Published Apr 10, 2020

Farming for the Future

By Tamsyn Jones

Paul Mugge honored with PFI’s 2020 Sustainable Agriculture Achievement Award

Paul Mugge, an organic farmer and long-time on-farm research participant from Sutherland, was the recipient of PFI’s 2020 Sustainable Agriculture Achievement Award.

The award is given each year by PFI to an individual or couple that has shown exemplary commitment to sustainable agriculture, generously shared their knowledge with others and been influential in efforts to foster vibrant communities, diverse farms and healthy food. The award ceremony took place on Saturday, Jan. 18, during PFI’s 2020 annual conference.

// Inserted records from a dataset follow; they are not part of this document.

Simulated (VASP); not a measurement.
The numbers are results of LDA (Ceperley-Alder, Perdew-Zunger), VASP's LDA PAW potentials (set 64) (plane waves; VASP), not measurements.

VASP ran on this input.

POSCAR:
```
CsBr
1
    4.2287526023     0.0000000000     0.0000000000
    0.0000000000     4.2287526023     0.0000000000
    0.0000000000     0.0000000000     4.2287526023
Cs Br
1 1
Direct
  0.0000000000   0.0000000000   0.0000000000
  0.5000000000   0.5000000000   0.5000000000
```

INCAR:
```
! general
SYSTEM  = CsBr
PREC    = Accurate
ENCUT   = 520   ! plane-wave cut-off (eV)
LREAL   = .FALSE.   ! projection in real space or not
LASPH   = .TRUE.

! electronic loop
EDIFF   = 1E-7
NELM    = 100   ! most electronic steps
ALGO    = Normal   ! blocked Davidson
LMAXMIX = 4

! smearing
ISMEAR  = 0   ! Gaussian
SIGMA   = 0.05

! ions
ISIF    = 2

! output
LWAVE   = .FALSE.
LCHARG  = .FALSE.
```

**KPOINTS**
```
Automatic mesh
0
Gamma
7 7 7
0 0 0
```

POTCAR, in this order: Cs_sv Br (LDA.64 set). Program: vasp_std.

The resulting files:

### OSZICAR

Paul Mugge holding sustainable ag award with David Rosmann #3

David Rosmann, left, poses with Paul Mugge and his 2020 Sustainable Agriculture Achievement Award during PFI’s annual conference in January.

Paul Mugge has been a PFI member for more than 30 years. He and his wife, Karen, farm 300 acres of certified organic crops. Their rotation consists of corn, soybeans, small grains and some legumes. The farm has been certified organic since 2001 and features a mature, 17-year-old restored prairie; prairie strips established in 2015; and a beetle bank installed with Xerces Society in 2018.

“Paul is a farmer and a scientist who is always working to improve his land,” says David Rosmann, a farmer and PFI board member based in Harlan, who presented the award during the conference.

“Paul stands out for his dedication to on-farm research with Practical Farmers of Iowa, going back to the beginning years. He’s such a humble, kind guy who’s never thought ‘my farm is better than your farm,’ and he has always been open and welcoming to anybody coming to his farm, and to making his land and research available to other farmers to learn from.”

In 2013, Paul received Practical Farmers’ Master Researcher Award in recognition of his long-term commitment to conducting on-farm research and sharing the results with others. To date, he has conducted 65 on-farm trials – a PFI record that has yet to be bested – and hosted 22 field days on his farm over the years.

His most recent field days include two events he hosted last summer exploring his work establishing prairie and beneficial insect habitat, and organic row crop production and mechanical weed control on his farm. Paul also served on PFI’s board of directors from 1990 to 1998, and has been active in leadership and volunteer roles with many other organizations over the years.

In October, Paul was selected as the recipient of the Leopold Center for Sustainable Agriculture’s 2019 Spencer Award, which recognizes farmers, researchers and teachers who have contributed significantly to the environmental and economic stability of the Iowa farming community.

In a letter supporting Paul’s Spencer Award nomination, PFI Executive Director Sally Worley said, “Paul has a long-term vision for the farm where profit and stewardship are mutually inclusive . . . . Paul’s farm is a wonderful example of what is possible on Iowa’s landscape.”

In his acceptance speech at the conference, Paul reflected on the influence of other early members, PFI’s progress and the challenges we still have to face, which motivate his decisions on his farm:

“Thirty years ago when PFI was young and just getting started, we had maybe 20 members. We had Dick Thompson and Larry Kallem, Ron Rosmann and Tom Frantzen, Vic Madsen and Jeff Olson – and a lot of those guys are here today. Those guys deserve this honor. I have tremendous respect for all of them. They were ahead of their time, visionaries – and we still have those kind of leaders at PFI. I don’t think we realized at the time that PFI would grow like this.

“There’s a lot left to do. I don’t want to be a Debbie Downer, but we’ve got a hypoxic zone in the Gulf of Mexico the size of New Jersey some years. The Mississippi River still delivers to the Gulf of Mexico a dump-truck load of soil every second, 24/7. We have some of the highest phosphorous levels in our surface waters of anywhere in the world . . . . We can do better than that – and I think we well. Having said all of that, this is still the best place in the world to raise kids, and PFI deserves a little bit of credit for that.”